Those of you who know my penchant for video games of the cutesey Nintendo variety will not be surprised to learn that the new obsession in my life — referred to yesterday — is Mario Kart Wii.
What’s it all about? Well, you race your kart (or motorbike) against eleven other characters around a variety of tracks, including shopping malls, ski runs, beaches, haunted houses, evil castles, fields full of cows, gold mines; that sort of thing. Oh yes and in addition to trying to avoid getting knocked off the track by other drivers and avoiding the cows, moles, birds, goombas and Chain Chomps on the circuit, you also have power-up items to watch out for. These include mushrooms, tortoise shells of various colours, lightning bolts, stars, and even a big bullet. Oh, and you can play as any one of 18 characters including a toadstool, a ghost, and a baby gorilla, each of whom can choose from up to four different karts and bikes. Oh yes, and each time you hit a ramp you’re supposed to flick your controller to make your character perform a mid-air stunt, which repays you with a turbo boost of speed on landing.

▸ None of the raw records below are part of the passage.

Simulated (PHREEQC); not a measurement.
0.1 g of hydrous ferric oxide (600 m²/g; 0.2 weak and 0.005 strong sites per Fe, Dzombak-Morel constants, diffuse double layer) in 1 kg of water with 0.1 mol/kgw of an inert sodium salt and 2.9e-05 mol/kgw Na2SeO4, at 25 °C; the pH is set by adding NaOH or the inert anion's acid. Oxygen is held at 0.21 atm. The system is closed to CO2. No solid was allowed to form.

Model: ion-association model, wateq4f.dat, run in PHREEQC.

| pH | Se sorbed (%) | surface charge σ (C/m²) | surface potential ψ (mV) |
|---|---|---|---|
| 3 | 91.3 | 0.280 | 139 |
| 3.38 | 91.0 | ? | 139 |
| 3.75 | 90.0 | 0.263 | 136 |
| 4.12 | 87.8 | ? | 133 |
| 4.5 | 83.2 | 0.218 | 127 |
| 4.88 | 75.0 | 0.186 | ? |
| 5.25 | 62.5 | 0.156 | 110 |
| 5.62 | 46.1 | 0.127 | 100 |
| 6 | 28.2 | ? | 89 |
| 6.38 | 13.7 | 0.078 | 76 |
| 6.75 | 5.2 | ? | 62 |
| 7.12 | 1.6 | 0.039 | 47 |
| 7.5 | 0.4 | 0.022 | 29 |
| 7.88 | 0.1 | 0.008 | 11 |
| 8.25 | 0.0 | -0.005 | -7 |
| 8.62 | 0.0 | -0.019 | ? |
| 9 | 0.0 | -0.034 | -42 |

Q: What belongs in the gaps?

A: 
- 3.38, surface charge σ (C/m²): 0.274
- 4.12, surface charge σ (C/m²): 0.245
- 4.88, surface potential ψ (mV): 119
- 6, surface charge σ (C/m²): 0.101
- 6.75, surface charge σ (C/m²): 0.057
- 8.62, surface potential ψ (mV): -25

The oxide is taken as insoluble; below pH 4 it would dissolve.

One of the most important aspects of the gameplay is drifting. Drifting is basically a controlled skid that allows you to go round corners at full speed, kinda sideways, and it’s great fun. Take a look at the video to see what I mean.
It’s not easy explaining Mario games to people who haven’t played them. Of course if you’re a Mario player too then this will all sound very familiar. I’ve played Mario Kart on older consoles: SNES, N64, and Gamecube, but this is easily the best, for the following reasons:
- The Wii wireless controller snaps into a little plastic steering wheel, and you steer your kart by actually… yes… steering the wheel.
- There are twelve racers instead of the eight used in previous versions, and they are more aggressive and/or spiteful, making for a more fun — if infuriating — racing experience
- You can go online and race eleven other human players from all over the world.
This is a giant of a video game. There is so much depth, hidden shortcuts, individual tactics and strategies for each track that have to be learned, and gameplay that will always have you coming back for more, even if the last time you played you almost took a bite our of your steering wheel in frustration. The lower class 50cc and 100cc leagues are easy to beat but they’re good for learning all the circuits, but really the game is all about the fastest 150cc class. This is where the action really hots up and the computer-controlled characters get mean. Really mean.
You can keep your Grand Theft Auto’s and your Burnout Legends. This is the king of driving games.